Achieving optical imaging beyond the diffraction limit imposed by a single finite aperture remains an important objective in astronomy, remote sensing, and long-range observation. In the optical regime, however, synthetic aperture imaging has remained difficult because phase information is not directly accessible to standard detectors. Macroscopic Fourier ptychography has provided a promising computational route toward this goal, yet its reliance on mechanical scanning or engineered illumination has largely confined it to cooperative and static scenes.
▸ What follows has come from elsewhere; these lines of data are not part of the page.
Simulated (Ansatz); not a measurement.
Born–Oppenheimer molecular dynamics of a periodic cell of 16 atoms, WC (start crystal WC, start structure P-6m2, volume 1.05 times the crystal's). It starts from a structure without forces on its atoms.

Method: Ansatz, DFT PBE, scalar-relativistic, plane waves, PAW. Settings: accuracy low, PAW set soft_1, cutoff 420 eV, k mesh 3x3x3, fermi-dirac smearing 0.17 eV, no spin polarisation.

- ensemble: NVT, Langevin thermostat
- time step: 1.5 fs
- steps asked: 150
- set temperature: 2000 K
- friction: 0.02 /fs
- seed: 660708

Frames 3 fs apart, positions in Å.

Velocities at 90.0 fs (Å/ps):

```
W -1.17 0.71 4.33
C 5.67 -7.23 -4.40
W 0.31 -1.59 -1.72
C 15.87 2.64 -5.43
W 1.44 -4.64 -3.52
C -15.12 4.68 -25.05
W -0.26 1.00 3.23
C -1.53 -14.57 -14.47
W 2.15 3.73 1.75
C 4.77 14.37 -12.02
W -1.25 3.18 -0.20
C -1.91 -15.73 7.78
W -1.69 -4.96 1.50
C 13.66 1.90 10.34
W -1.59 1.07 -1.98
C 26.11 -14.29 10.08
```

Inverse synthetic aperture macroscopic Fourier ptychography (ISAMFP) addresses this limitation by rethinking the role of motion within the Fourier ptychographic framework. Rather than treating target motion as a source of blur, the method exploits natural motion as a source of angular diversity for synthetic aperture reconstruction. For rough diffusely reflecting targets, motion also introduces phase modulation that varies with viewing angle, redistributes spectral content, and creates additional diversity for recovery. Through this mechanism, ISAMFP avoids mechanical scanning and illumination modulation while enabling non-interferometric reconstruction of high-frequency information from sub-aperture intensity measurements.
"What makes this framework distinctive is that diffuse reflection from rough target surfaces does not merely produce speckle; it also introduces motion-dependent phase modulation," said Professor Chao Zuo, the corresponding author of the study. "As the target moves, that modulation changes with viewing angle and generates additional spectral diversity, which allows fine structural details to be recovered from intensity-only measurements without mechanical scanning."
The team validated ISAMFP with a prototype system across three representative scenarios: a structured-motion USAF resolution target, a flying UAV, and complex multi-target scenes. In the structured-motion experiments, ISAMFP achieved up to a four-fold resolution enhancement beyond the diffraction limit of a single aperture. In the UAV experiment, image contrast increased from 0.086 in a single frame to 0.415 after multi-frame synthesis, whereas a simple average of 160 frames reached only 0.115. These results indicate that ISAMFP can recover structural details that remain unresolved in conventional single-frame imaging and are still absent after straightforward frame averaging.
"As a non-interferometric and intensity-based method, ISAMFP relaxes the stringent requirements of heterodyne detection and long-term phase stability that usually constrain inverse synthetic aperture optical imaging," Zuo said. "We believe this framework provides a practical route toward long-range, high-resolution imaging of dynamic, non-cooperative targets."
More broadly, ISAMFP extends inverse synthetic aperture imaging to moving, non-cooperative targets within the Fourier ptychographic framework, expanding the scope of synthetic aperture imaging in the optical domain. The method may prove valuable in long-range surveillance, target tracking, and high-resolution remote sensing. Future advances in high-frame-rate sensors, synchronized camera arrays, and motion estimation may further improve spectral coverage, reconstruction speed, and robustness, supporting its practical use in dynamic imaging scenarios.